3 takeaways from Auburn baseball’s SEC tournament loss to Texas A&M

Auburn baseball never found the production it needed out of its offense on Thursday, leading to a 3-2 loss at the hands of Texas A&M and an early exit from the Southeastern Conference tournament.

In year’s past, a Day 1 loss in Hoover didn’t necessarily mark the end of the road, but the tournament moving to a strictly single elimination format in 2025 means the Tigers’ run is over.

Now, Auburn will await its seeding in the NCAA tournament as a top eight national seed hangs in the balance.

“I just wish in a couple of moments, we could have knocked in a few more runs,” head coach Butch Thompson said after the game. “Had some chances today, but didn’t, didn’t happen

Here are three takeaways from Auburn baseball’s loss to Texas A&M in the second round of the SEC tournament.

Another early hole

Similar to during its series against Ole Miss, Auburn found itself playing form behind early in Thursday’s game.

After giving up a single and a hit by pitch in the top of the third inning, starting pitcher Cam Tilly surrendered his fourth home run of the season on a three-run shot to right field by Texas A&M shortstop Kaeden Kent.

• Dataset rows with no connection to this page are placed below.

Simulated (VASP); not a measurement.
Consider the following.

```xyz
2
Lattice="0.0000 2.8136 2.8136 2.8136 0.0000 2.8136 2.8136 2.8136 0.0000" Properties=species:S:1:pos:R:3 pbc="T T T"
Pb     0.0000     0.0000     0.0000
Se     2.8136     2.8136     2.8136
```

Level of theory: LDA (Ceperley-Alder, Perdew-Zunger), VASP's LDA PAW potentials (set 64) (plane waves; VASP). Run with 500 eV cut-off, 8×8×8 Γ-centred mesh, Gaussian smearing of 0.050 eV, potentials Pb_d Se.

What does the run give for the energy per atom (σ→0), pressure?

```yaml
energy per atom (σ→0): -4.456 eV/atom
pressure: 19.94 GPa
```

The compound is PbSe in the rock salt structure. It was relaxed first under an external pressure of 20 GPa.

Being in a three-run hole at that stage isn’t ideal in any game, but especially not when you’re facing the opponent’s ace pitcher.

Texas A&M starter Justin Lamkin came into the game with a 3.52 earned run average and 93 strikeouts, striking out 15 in a complete game against Georgia last week. He stayed true to form against Auburn, holding what has been a hot lineup to just one run and three hits in five innings.

The Tigers scored just one run the rest of the way, never getting out the three-run hole.

Offense couldn’t breakthrough

Auburn’s bats had been hot the past few weeks, but Texas A&M’s pitchers kept the Tigers from the breakthrough it often finds.

The biggest moment came in the bottom of the eighth, where Auburn had runners on first and second for outfield slugger Ike Irish, but the Tigers were met with misfortune rather than celebration and relief.

Irish hit a ground ball to second base, causing an easy force out at second, but Irish beat out the throw at first to seemingly avoid the double play.

But just as Cooper McMurray walked toward the batters box to try and bring home a run from third with two outs, the umpires called Irish out at first after they ruled Eric Guevara had slid into the restricted area at second, meaning both he and Irish were out.

Thompson said after the game that he thought the call was correct after seeing the replay, but also said it “absolutely took momentum away from us.”

It put an end to what might have been Auburn’s best chance to finally breakthrough and get out of the hole it put itself in earlier in the game. The Tigers tacked on a solo home run in the ninth, but it wasn’t enough as it could never convert with runners on base.

“There’s an old adage in pitching too that we’ve always had that solos don’t beat you,” Thompson said. “We actually hit two home runs to their one home run.”

One mistake was all it took

It’s hard to be overly critical of Auburn’s pitching staff against Texas A&M. It held the Aggies to three runs and four hits, all while ace pitcher Sam Dutton didn’t even touch the mound.

But sometimes all it takes is one poor pitch to change the game. That pitch came in the third inning, when Tilly left one over the plate enough for Kent to knock the ball over the fence, giving Texas A&M enough of a cushion to hold onto for the remaining six innings.

Outside of that at bat, Tilly, Carson Myers and Cade Fisher combined to put together an outing that would win most games. But on Thursday it wasn’t enough, and Auburn now moves on to the next and more important phase of the postseason: a regional at Plainsman Park.